It was a startling and offensive scene.
A burning cross in Grant Park last Tuesday – the century-old flaming symbol of racism and hatred.
For nearly a week, Chicago police and the FBI have been trying to identify the man who was suspected of setting up the cross and torching it.
NBC 5 Investigates has identified a 21-year-old college senior who said he is the person in the photo and who described what he did and why.
The young shirtless man running from a burning cross in Grant Park had been a nameless person of interest in a Chicago police arson investigation and subject of a possible FBI hate crime case. NBC 5 Investigates has since interviewed the man who admits to the cross burning.
University of Illinois Chicago senior Merlin Lu said he knew the implications of a burning cross and had placed a MAGA hat atop the cross, explaining his motivation was to protest Trump administration injustice – not something racist.
“How did you land on a burning cross?” NBC Chicago’s Chuck Goudie asked.
“Just it came up to my head one day,” Wu said. “I wanted to find something that I could do by myself, like no organization, no friends…”
“I did know about this historical relevance beforehand, but I didn’t know the severity, how racially motivated it may seem from what I did,” he said. “Cause my protest has nothing to do with race, nothing to with gender.”
Goudie: “Should you have done it some other way?”
Lu: “Yeah, probably.”
Lu is a 21-year-old Naperville native.
Previous video showed him playing tennis at Neuqua Valley High School, where he graduated in 2022.
Last week, Lu sent a scripted video to NBC, claiming responsibility for the cross burning but saying he had no affiliation with the Ku Klux Klan, apologizing to those who were offended. In the video he also criticized President Donald Trump.
“I don’t want to wait till his term ends,” he said. “I don’t wanna wait. Until he may or may not get impeached. I want him gone right now.”
Goudie: “On that video are you threatening him?”
Lu: “No.”
Goudie: “You say that you think he should be brought to an end.”
Lu: “I think no, I said, I said he deserves a stand trial to the American people, some paraphrase, I guess, but…”

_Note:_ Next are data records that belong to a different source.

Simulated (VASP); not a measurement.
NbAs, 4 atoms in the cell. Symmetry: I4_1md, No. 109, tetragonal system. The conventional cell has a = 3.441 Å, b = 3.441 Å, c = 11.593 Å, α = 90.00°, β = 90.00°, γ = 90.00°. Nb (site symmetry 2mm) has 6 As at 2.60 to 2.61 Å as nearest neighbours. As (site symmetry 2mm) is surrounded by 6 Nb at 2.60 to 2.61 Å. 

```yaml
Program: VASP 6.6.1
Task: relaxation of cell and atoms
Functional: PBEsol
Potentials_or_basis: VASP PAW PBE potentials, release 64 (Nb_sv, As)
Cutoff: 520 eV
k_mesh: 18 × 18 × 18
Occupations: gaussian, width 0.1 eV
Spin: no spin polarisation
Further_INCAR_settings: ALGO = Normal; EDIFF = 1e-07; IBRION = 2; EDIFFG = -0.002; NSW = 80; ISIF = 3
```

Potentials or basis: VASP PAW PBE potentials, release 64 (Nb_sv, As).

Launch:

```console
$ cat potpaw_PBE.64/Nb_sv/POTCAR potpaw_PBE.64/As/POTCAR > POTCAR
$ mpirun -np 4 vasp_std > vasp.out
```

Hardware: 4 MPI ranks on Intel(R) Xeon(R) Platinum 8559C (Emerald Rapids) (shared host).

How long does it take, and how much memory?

Goudie: “You use the word end.”
Lu: “That’s what I mean by end, I don’t mean like a civil war, if that’s the imagery that you’re trying to imagine.”
Lu said he built the cross after carrying wooden slats from his Near West Side apartment to Grant Park last Tuesday afternoon. He showed the red ballcap that he put on the top beam and used lighter fluid and toilet paper to get it all going.
“I put a red hat to signify the MAGA hat, the Make America Great Again hat,” he said. “So that was, yeah, that’s what I tied on top. But that’s not visible in the one video that was taken by a motorist.”
Lu said he was protesting what he calls MAGA Christian nationalist supporters and the Trump administration “ruling class.”
“He’s just scamming people,” Lu said. “We’re just scam me out of money, right. And I think that’s a great reflection of how this country works right now, where money controls everything. Money has power over health care. Money has over transportation.”
Chicago police and the FBI have been trying to identify him ever since, putting out a flyer with pictures of him running away; CPD labeling it arson.
Goudie: “Are you surprised nobody’s identified you to this point and called them?”
Lu: “A little bit. But to me, that’s not that important. I don’t really, like, to me this issue is bigger than just myself.”
Goudie: “Did you make it all the way through almost four years at UIC without somebody teaching you that a burning cross is one of the most divisive symbols in America?”
Lu: “No, I don’t really have any, like… I never grew up with religion, never really surrounded myself with people with it. My childhood friend’s day, I remember them going to, like, confirmation and stuff, like, but um…”
Goudie: “But it’s a symbol of the Ku Klux Klan. I mean, that really is where it started. Nobody ever taught you that? You never read it in a history book?”
Lu: “I just saw the Wikipedia page with the movie with the, like, I think it’s called like ‘Under One Nation’ or something like that.”
“The Birth of a Nation” is a famous 1915 silent film that romanticized the KKK and showed a cross burning.
Goudie: “Was it a hate crime?”
Lu: “No, for sure not. In no way possible was that a hate crime. I understand why it was interpreted that way, and I apologize for that, but no, the intent was not there.”
The FBI and Chicago police will determine that and what charges may be filed against the man who admits the cross burning. Authorities have not reported anything new in the case.
Lu said his parents are encouraging him to surrender and offered to provide an attorney, but he said no. He told Goudie he’s thinking of turning himself in; it’s something he won’t have to worry about if police arrive first.